Created by Seraphina Anderson: Jul 29, 20153 replies
Contracts for the Middle East Teachers applying for jobs in the Middle East should know that they may well be asked to sign a 'contract' in their home country and email it. THIS IS NOT WORTH THE PAPER IT'S WRITTEN ON.
The only contract that is valid is one signed in the Middle East and in Arabic. Your contract may well be in both English and Arabic, but without the Arabic, it is not accepted in the courts. Therefore, you have no rights!
There are some companies who will ask you to 'sign' BEFORE they interview you. You should not need me to tell you that this is not professional! But for the younger teachers with less experiences of practices in the Middle East, be vigilant!
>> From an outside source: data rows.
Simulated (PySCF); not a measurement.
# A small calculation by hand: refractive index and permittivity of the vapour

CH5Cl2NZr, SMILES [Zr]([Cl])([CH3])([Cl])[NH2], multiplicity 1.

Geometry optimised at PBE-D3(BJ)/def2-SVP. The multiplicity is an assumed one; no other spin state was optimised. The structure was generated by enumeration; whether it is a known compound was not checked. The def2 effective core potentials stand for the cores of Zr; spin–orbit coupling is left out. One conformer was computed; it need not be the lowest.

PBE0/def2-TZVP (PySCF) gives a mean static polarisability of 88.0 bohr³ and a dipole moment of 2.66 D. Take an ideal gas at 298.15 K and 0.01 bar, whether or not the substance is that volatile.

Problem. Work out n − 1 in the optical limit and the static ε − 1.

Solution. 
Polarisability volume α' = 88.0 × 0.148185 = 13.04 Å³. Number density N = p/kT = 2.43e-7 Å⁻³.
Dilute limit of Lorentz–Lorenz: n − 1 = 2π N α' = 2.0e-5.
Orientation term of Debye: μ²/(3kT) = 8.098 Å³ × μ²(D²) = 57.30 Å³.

Seraphina Anderson: Jan, 8, 16
There's no harm in it, but don't give you your job based on it as it is NOT a contract. There are exceptions. If your employer is a UK company and NOT the university, then you will be more or less safe. However, be sure that any company will DUMP you if there's the slightest problem in paperwork before you start.
I don't there was much doubt in my post. Caveat emptor!
Tim Spencer: Jan, 17, 16
Signing any form of pre-employment contract is at best a waste of time, at worst a dangerous commitment to make. In all seriousness anything other than a formal job offer - for a specific position, salary etc. - is something to avoid.
Additionally I recommend that you avoid any circumstance when your employer insists on holding your passport. I had an experience of this and it is very unsettling to be nearing the end of a "trial" period and still not have your passport available. In this case the passport was returned just a day after my employment was terminated for non-compliance with a sudden, short-notice implementation of an "all black" dress code. The notice was issued two days before I was "fired".